Two decades since preparations began for the launch of digital television in the United Kingdom, a BBC executive told the annual summit of the Digital Television Group in London that it was not a question of when but how to make the transition to being an internet broadcaster. Yet it could still be some time until all television transitions to internet protocols.

Mathew Postgate, the chief technology and product officer of the BBC, said the BBC faces the challenge of moving to a world based on internet protocols. Its services need not only to be robust by universally available and free at the point of use.

“We believe that the days when all media will be distributed over the internet are not too far away,” he said. “TV is going to evolve into something more pervasive, more interactive and more personalised.”

He talked of the need to recreate public service broadcasting for the internet age. The concept of public service broadcasting has involved not only a set of technologies but an endeavour with abstract values and attributes that have been created and nurtured over decades.

“We need these attributes of broadcasting to be carried over into the digital age and should have the ambition for them to be amplified by the creative potential of the internet.”

The BBC was an early adopter of the internet and has pioneered new services with the BBC iPlayer. Yet this still delivers only a minority of viewing.

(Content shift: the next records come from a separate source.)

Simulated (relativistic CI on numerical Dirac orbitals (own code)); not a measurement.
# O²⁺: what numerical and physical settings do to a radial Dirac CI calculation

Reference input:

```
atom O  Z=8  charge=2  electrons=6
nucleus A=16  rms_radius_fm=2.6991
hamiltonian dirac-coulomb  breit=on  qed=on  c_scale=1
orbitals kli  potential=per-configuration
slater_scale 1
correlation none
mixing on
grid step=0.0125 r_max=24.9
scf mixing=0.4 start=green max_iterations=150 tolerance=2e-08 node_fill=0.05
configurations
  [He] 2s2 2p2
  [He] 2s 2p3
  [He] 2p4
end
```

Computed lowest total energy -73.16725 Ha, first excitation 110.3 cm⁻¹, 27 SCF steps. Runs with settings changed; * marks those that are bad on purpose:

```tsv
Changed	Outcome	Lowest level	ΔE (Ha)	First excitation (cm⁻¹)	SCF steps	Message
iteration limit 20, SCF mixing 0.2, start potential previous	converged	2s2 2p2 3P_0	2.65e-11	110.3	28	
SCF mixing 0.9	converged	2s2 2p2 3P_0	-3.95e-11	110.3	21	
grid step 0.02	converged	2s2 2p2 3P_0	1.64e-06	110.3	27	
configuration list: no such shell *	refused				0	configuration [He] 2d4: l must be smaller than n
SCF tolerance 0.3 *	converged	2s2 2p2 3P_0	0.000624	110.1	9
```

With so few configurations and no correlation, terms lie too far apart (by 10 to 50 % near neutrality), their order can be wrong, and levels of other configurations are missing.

Asked when we could expect television to transition entirely to the internet, many delegates put it at 2035 or beyond, with hybrid services until then. For many of them that would be well after they have retired.

We hear a lot about the viewing behaviour of millennials. Depending how these are defined, they could be aged 55 or more in 2035. The median age of a viewer to BBC One is currently over 60. By 2035 these people will be in their late seventies.

The question is perhaps not whether they will still be watching BBC One through traditional transmissions, but how relevant that will be to the rest of the viewing public.

It seems likely that conventional broadcasting will continue as a nightlight service for the foreseeable future, if only because it is too politically sensitive to turn it off.

Ed Vaizey MP, a previous minister of state for culture and the digital economy, revealed that George Osborne, the former chancellor, had considered a switchover to accelerate broadband deployment. However, he suggested that this would not be on the agenda unless proposed by the industry, which would not be until it was sufficiently feasible or valuable.

Steven Unger, a board member of the communications regulator Ofcom, proposed that public service broadcasters might need to collaborate to compete in a changing media landscape.

He suggested that digital terrestrial television was likely to be important for a decade or more. Meanwhile, public service broadcasters have the opportunity to adapt to compete with the scale of global players.

Indicating that a more permissive approach might be required when considering any resulting competition issues, he implied that the previous online joint venture between broadcasters, known as Project Kangaroo, should perhaps not have been blocked on competition grounds.

That was topical, because it appears that such discussions are once again on the agenda, so perhaps we will see the return of a Project Boomerang.

Meanwhile, broadcasters may need to form distribution partnerships with global players. The challenge will be to maintain the values that have defined public service broadcasting and how to ensure prominence of public services in an era of infinite choice.

As Matthew Postgate from the BBC observed, the definition of broadcast may change. Once it referred to a way of sowing seeds in a field. So it seems the BBC does not wish to be limited by a strict definition of broadcast as a means of distribution.

If you are not defined as a broadcaster, it may be difficult for viewers to distinguish what you do from other online media distributors. Surely that is a challenge for broadcasters like the BBC.

Other services can compete with many aspects of what broadcasters do, increasingly with bigger budgets. Yet there seems to be something that is distinctive about broadcasting, however it is delivered.

That is something worth not only preserving and protecting but extending and enhancing. What is needed is the vision and ambition for to show what that might look like in the foreseeable future.